Recipe by Sackville
This looks so nice when it's done, with the cheese bubbling on top. And it tastes as good as it looks! You could also use left over cooked potatoes, sliced, instead of cooking them especially for this dish.
Top Review by TeacherLaLa
I BAKED THIS: This was delicious; I made it for our 16 person brunch. I did make some changes and here they are: I roasted the potatoes using the recipe on Lipton Onion Soup Mix Box. Used spring onions instead of regular onions. Added Bell Peppers too. BAKED in oven at 400 Degrees Fahrenheit for 25 minutes. Then did the cheese on top under the broiler. It was so good. The dill really pulled this dish together. What a keeper!
- 2 potatoes, cubed
- 6 strips bacon, cut into bite-sized pieces
- 1 onion, chopped
- 4 mushrooms, sliced
- 4 eggs, beaten
- 1⁄2 cup cheddar cheese, grated
- 1 pinch dill or 1 pinch other herbs
- salt and pepper
- 1 teaspoon olive oil
Directions See How It's Made
- Boil potatoes in a small saucepan until tender.

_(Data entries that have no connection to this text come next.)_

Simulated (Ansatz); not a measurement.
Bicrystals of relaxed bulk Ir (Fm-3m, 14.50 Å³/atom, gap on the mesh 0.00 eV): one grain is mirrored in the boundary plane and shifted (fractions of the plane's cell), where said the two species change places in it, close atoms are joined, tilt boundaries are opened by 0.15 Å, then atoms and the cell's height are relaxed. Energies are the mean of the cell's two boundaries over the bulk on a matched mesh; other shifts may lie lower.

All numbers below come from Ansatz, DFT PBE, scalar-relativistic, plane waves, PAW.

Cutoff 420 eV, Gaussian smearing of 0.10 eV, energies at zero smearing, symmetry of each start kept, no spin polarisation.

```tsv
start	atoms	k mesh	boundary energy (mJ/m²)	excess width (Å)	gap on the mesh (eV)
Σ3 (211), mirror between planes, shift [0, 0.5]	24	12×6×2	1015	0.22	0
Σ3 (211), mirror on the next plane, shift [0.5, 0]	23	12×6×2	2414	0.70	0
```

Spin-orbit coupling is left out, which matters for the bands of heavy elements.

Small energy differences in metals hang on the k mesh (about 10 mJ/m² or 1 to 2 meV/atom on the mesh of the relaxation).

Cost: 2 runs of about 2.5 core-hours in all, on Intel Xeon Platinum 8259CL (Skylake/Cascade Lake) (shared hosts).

- Meanwhile, heat oil in a pan and fry the onions, mushrooms and bacon until onions are clear and bacon is cooked.
- Drain potatoes and put into frying pan, cooking for another 2 minutes.
- Make sure ingredients are spread evenly over the pan and then pour eggs evenly over the base.
- Season with herbs, salt and pepper, to taste.
- Let cook for 2 minutes or until eggs start to set.
- Sprinkle cheese over the top and bake under a grill until eggs are cooked and cheese is bubbling and brown (3-5 minutes).
- Serve with a tall glass of orange juice and some toast.